In [23]:
import nltk
from nltk.corpus import brown
import string
# nltk.download('punkt') # Download the 'punkt' tokenizer
from nltk.tokenize import word_tokenize
from nltk.util import bigrams
import operator
import numpy as np

In [None]:
def contains_punctuation(word):
    return any(char in string.punctuation for char in word)

In [None]:
words = brown.words()
lowercase = [word.lower() for word in words]
remove_punc = [word for word in lowercase if not contains_punctuation(word)]
processed_words = remove_punc

In [None]:
print(processed_words[:100])

In [None]:
text = "You are learning from Geeks for, Geeks."
tokens = word_tokenize(text)
print(tokens)

In [None]:
bigram_prelist = bigrams(tokens)
bigrams = list(bigram_prelist)

In [None]:
print(bigrams)


In [16]:
KEEP_WORDS = set([
  'king', 'man', 'queen', 'woman',
  'italy', 'rome', 'france', 'paris',
  'london', 'britain', 'england',
])


def get_sentences():
  # returns 57340 of the Brown corpus
  # each sentence is represented as a list of individual string tokens
  return brown.sents()


def get_sentences_with_word2idx():
  sentences = get_sentences()
  indexed_sentences = []

  i = 2
  word2idx = {'START': 0, 'END': 1}
  for sentence in sentences:
    indexed_sentence = []
    for token in sentence:
      token = token.lower()
      if token not in word2idx:
        word2idx[token] = i
        i += 1

      indexed_sentence.append(word2idx[token])
    indexed_sentences.append(indexed_sentence)

  print("Vocab size:", i)
  return indexed_sentences, word2idx


def get_sentences_with_word2idx_limit_vocab(n_vocab=2000, keep_words=KEEP_WORDS):
  sentences = get_sentences()
  indexed_sentences = []

  i = 2
  word2idx = {'START': 0, 'END': 1}
  idx2word = ['START', 'END']

  word_idx_count = {
    0: float('inf'),
    1: float('inf'),
  }

  for sentence in sentences:
    indexed_sentence = []
    for token in sentence:
      token = token.lower()
      if token not in word2idx:
        idx2word.append(token)
        word2idx[token] = i
        i += 1

      # keep track of counts for later sorting
      idx = word2idx[token]
      word_idx_count[idx] = word_idx_count.get(idx, 0) + 1

      indexed_sentence.append(idx)
    indexed_sentences.append(indexed_sentence)



  # restrict vocab size

  # set all the words I want to keep to infinity
  # so that they are included when I pick the most
  # common words
  for word in keep_words:
    word_idx_count[word2idx[word]] = float('inf')

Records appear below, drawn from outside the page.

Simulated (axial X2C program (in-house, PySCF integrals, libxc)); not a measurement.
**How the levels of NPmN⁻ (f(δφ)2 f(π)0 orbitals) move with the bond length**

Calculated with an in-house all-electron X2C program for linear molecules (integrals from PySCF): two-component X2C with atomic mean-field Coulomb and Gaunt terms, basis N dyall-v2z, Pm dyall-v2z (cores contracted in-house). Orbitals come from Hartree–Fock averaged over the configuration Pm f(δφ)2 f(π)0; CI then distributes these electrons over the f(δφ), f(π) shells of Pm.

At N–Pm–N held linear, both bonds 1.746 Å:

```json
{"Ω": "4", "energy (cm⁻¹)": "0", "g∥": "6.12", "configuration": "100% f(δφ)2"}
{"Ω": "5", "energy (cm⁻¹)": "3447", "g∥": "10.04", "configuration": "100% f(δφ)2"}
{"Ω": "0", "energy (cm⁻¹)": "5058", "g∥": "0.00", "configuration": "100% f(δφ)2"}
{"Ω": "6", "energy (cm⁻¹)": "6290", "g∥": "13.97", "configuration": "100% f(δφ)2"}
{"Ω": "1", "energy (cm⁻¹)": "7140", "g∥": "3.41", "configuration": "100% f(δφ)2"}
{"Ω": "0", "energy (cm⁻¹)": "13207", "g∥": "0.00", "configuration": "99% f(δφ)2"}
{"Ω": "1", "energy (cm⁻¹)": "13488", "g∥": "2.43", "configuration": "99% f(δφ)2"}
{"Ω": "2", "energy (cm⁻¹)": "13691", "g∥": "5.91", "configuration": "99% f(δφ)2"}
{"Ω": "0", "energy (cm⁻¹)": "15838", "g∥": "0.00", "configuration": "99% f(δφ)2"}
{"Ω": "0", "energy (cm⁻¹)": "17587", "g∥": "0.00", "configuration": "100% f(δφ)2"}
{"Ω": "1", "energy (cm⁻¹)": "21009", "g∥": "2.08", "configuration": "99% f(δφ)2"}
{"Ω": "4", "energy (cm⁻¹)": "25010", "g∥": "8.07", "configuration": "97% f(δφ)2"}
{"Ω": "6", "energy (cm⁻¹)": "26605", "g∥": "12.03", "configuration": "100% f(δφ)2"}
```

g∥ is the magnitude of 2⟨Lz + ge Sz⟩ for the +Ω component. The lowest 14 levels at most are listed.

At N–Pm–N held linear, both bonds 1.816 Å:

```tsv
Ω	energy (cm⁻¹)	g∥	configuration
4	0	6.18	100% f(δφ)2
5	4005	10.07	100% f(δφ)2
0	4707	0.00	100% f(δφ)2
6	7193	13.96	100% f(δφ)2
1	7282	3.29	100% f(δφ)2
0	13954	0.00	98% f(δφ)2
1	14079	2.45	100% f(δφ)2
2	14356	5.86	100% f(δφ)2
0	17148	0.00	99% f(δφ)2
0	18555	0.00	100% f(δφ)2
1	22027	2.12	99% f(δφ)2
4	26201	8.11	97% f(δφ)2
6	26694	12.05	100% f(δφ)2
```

  sorted_word_idx_count = sorted(word_idx_count.items(), key=operator.itemgetter(1), reverse=True)
  word2idx_small = {}
  new_idx = 0
  idx_new_idx_map = {}
  for idx, count in sorted_word_idx_count[:n_vocab]:
    word = idx2word[idx]
    word2idx_small[word] = new_idx
    idx_new_idx_map[idx] = new_idx
    new_idx += 1
  # let 'unknown' be the last token
  word2idx_small['UNKNOWN'] = new_idx
  unknown = new_idx

  assert('START' in word2idx_small)
  assert('END' in word2idx_small)
  for word in keep_words:
    assert(word in word2idx_small)

  # map old idx to new idx
  sentences_small = []
  for sentence in indexed_sentences:
    if len(sentence) > 1:
      new_sentence = [idx_new_idx_map[idx] if idx in idx_new_idx_map else unknown for idx in sentence]
      sentences_small.append(new_sentence)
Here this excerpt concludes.